A Wheeling native is the driving force behind a new website that identifies professors from Illinois and around the country and claims they "discriminate against conservative students and advance leftist propaganda in the classroom."
The Professor Watchlist is part of Turning Point USA, founded by Charlie Kirk, a 23-year-old Wheeling High School graduate. "It's no secret that some of America's college professors are totally out of line," Kirk wrote in a recent blog post, adding it is "time to expose them."
The website describes itself as "an aggregated list of pre-existing news stories that were published by a variety of news organizations." Most of the listings, which include professors' names and photos, give as attribution campusreform.org, which is run by the conservative Leadership Institute.
The Professor Watchlist says it will "continue to fight for free speech and the right for professors to say whatever they wish" but states "students, parents, and alumni deserve to know the specific incidents and names of professors that advance a radical agenda in lecture halls."
Kent State history professor Julio Pino, among those named on the site, told The New York Times the site is "a kind of normalizing of prosecuting professors, shaming professors, defaming professors."
According to the list, Darwin Pagnac, an instructor at Des Moines Area Community College, required students to write about climate-change skeptics and address their motivation and who funds their efforts. Dr. David Pook, a professor at Granite State College in New Hampshire, is listed for saying he helped write Common Core standards in order to end white privilege and "that as a white male in society I am given a lot of privilege that I didn't earn."
Professors from Northwestern University, DePaul University, Columbia College Chicago, the University of Illinois at Chicago and Loyola University Chicago are on the list.

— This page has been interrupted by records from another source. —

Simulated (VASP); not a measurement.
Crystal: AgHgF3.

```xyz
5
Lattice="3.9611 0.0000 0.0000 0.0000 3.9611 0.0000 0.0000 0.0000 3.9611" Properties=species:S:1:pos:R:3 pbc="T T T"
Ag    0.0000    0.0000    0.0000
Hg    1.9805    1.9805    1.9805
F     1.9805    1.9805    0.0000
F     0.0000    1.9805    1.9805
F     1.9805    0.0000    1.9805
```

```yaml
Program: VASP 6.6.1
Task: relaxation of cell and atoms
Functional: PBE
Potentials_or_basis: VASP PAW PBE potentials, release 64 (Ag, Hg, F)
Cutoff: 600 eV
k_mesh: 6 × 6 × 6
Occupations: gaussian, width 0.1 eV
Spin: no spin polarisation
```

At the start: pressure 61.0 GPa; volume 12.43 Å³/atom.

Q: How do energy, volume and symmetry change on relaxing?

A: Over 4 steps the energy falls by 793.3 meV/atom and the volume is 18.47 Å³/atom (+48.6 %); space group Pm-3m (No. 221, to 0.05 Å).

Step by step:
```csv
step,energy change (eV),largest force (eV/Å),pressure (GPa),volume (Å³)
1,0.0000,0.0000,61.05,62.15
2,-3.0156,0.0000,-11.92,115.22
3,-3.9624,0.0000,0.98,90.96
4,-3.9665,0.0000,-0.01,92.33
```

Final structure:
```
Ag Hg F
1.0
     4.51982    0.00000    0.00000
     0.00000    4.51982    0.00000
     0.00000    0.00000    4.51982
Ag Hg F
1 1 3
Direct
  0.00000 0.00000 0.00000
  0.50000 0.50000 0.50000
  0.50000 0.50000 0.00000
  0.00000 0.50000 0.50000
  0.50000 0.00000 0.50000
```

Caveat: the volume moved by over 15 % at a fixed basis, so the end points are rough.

The Professor Watchlist says Columbia College chemistry and environmental science Professor Keith Kostecka called for the demise of the Tea Party and commented that House Speaker Paul Ryan should go kill himself.
Kostecka told the Daily Herald "this all came about due to someone stealing my identity (from Facebook) several years ago and posting some terrible thing supposedly stated by me that I had and have no part of. I am on this list due to that very unfortunate series of events."
Northwestern University engineering professor Alan Butz is on the list for statements he made denying the Holocaust took place. Northwestern officials pointed Tuesday to a statement made by University President Henry S. Bienen in 2006, which noted, "There is no question that the Holocaust is a well-documented historical fact," but Butz, a tenured professor, "is entitled to express his personal views, including on his personal web pages, as long as he does not represent such opinions as views of the university."
Kirk was an Eagle Scout and multisport athlete at Wheeling High School, becoming the varsity basketball team's captain. He got accepted into Baylor University.
In 2012 he was spotted by Bill Montgomery, then a Tea Party-backed legislative candidate from Lemont, at an event at Benedictine University in Lisle where local high school students debated the Occupy Wall Street movement. Taking Montgomery's advice, Kirk deferred his acceptance to Baylor.
Instead, Kirk enrolled in general education classes at Harper College in Palatine as he founded Turning Point USA.
The group is described on its website as having a mission of working "to identify young conservative activists, build and maintain effective student groups, advertise and re-brand conservative values, engage in face-to-face and peer-to-peer conversations about the pressing issues facing our country."
Turning Point USA did not respond to requests for comment Tuesday.
Spokesmen from Loyola and DePaul universities did not immediately return calls seeking comment Tuesday.